[<prev] [next>] [thread-next>] [day] [month] [year] [list]
Message-Id: <20240705103853.21235-1-florian.kauer@linutronix.de>
Date: Fri, 5 Jul 2024 12:38:53 +0200
From: Florian Kauer <florian.kauer@...utronix.de>
To: toke@...hat.com,
ast@...nel.org,
daniel@...earbox.net,
john.fastabend@...il.com
Cc: Florian Kauer <florian.kauer@...utronix.de>,
davem@...emloft.net,
kuba@...nel.org,
hawk@...nel.org,
edumazet@...gle.com,
pabeni@...hat.com,
andrii@...nel.org,
martin.lau@...ux.dev,
eddyz87@...il.com,
song@...nel.org,
yonghong.song@...ux.dev,
kpsingh@...nel.org,
sdf@...gle.com,
haoluo@...gle.com,
jolsa@...nel.org,
netdev@...r.kernel.org,
bpf@...r.kernel.org,
linux-kernel@...r.kernel.org,
xdp-newbies@...r.kernel.org
Subject: [PATCH] bpf: provide map key to BPF program after redirect
Both DEVMAP as well as CPUMAP provide the possibility
to attach BPF programs to their entries that will be
executed after a redirect was performed.
With BPF_F_BROADCAST it is in also possible to execute
BPF programs for multiple clones of the same XDP frame
which is, for example, useful for establishing redundant
traffic paths by setting, for example, different VLAN tags
for the replicated XDP frames.
Currently, this program itself has no information about
the map entry that led to its execution. While egress_ifindex
can be used to get this information indirectly and can
be used for path dependent processing of the replicated frames,
it does not work if multiple entries share the same egress_ifindex.
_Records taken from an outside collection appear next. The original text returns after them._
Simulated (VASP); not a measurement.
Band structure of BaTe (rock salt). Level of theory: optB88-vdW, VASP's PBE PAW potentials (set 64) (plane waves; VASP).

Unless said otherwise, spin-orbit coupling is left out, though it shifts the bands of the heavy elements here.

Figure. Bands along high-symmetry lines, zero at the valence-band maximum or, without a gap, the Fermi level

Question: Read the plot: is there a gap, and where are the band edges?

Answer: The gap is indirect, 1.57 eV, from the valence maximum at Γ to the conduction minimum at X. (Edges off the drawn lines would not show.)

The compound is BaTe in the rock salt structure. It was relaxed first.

Therefore, extend the xdp_md struct with a map_key
that contains the key of the associated map entry
after performing a redirect.
See
https://lore.kernel.org/xdp-newbies/5eb6070c-a12e-4d4c-a9f0-a6a6fafa41d1@linutronix.de/T/#u
for the discussion that led to this patch.
Signed-off-by: Florian Kauer <florian.kauer@...utronix.de>
---
include/net/xdp.h | 3 +++
include/uapi/linux/bpf.h | 2 ++
kernel/bpf/devmap.c | 6 +++++-
net/core/filter.c | 18 ++++++++++++++++++
4 files changed, 28 insertions(+), 1 deletion(-)
diff --git a/include/net/xdp.h b/include/net/xdp.h
index e6770dd40c91..e70f4dfea1a2 100644
--- a/include/net/xdp.h
+++ b/include/net/xdp.h
@@ -86,6 +86,7 @@ struct xdp_buff {
struct xdp_txq_info *txq;
u32 frame_sz; /* frame size to deduce data_hard_end/reserved tailroom*/
u32 flags; /* supported values defined in xdp_buff_flags */
+ u64 map_key; /* set during redirect via a map */
};
static __always_inline bool xdp_buff_has_frags(struct xdp_buff *xdp)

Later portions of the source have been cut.